← Back to context

Comment by jeroenhd

10 hours ago

The core of the software is a subsystem, specifically a Windows subsystem; you're not running this subsystem on macOS or FreeBSD.

The "for Linux" is added because it's a subsystem for Linux applications (originally not leveraging a VM).

Microsoft also had the "Microsoft POSIX subsystem" (1993) and "Windows Services for UNIX" (1999) which were built on the "Subsystem for Unix-based Applications" (rather than "Unix-based Application Subsystem"). That chain of subsystems died at the end of Windows 8, though.

There are many reasons not to put "Linux" in front, but the naming is consistent with Microsoft's naming inconsistencies. It's not the first time they used "subsystem for" and it's not the first time they used "Windows x for y" either.

The naming is ambiguous, you could interpret the Windows subsystem for Linux as a subsystem of Linux (if it had such a thing) that runs Windows, or as a Windows subsystem for use with Linux. Swapping the order doesn't change that.

In other languages, the difference would be clearer.

To me, it sounds like a subsystem that provides Windows Compability for the Linux host.

I do agree it's an issue of English being an imprecise language.

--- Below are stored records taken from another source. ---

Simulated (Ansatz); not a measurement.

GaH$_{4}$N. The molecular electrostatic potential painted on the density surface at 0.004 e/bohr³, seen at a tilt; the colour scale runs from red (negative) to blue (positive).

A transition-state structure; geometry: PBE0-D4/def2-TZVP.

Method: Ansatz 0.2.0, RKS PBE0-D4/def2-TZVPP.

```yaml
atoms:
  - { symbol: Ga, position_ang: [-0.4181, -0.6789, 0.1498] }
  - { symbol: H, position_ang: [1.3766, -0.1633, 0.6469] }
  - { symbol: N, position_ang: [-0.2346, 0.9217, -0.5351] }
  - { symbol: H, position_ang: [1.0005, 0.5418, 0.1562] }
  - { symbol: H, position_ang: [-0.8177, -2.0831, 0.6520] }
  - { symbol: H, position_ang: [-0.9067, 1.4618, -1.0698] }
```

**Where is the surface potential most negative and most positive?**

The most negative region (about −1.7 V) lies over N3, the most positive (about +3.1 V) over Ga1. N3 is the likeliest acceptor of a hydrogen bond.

  • No natural language is inherently imprecise. Every language has its own system to resolve vagueness or ambiguity and elaborate on the supposedly "missing" features of the language. This issue is relatively settled in linguistics.

  • Still a better language than other myriad of languages with uselessly complicated grammars and rules. And I'm not a native English speaker.

    And this is a poor example, because Microsoft wants to be Microsoft.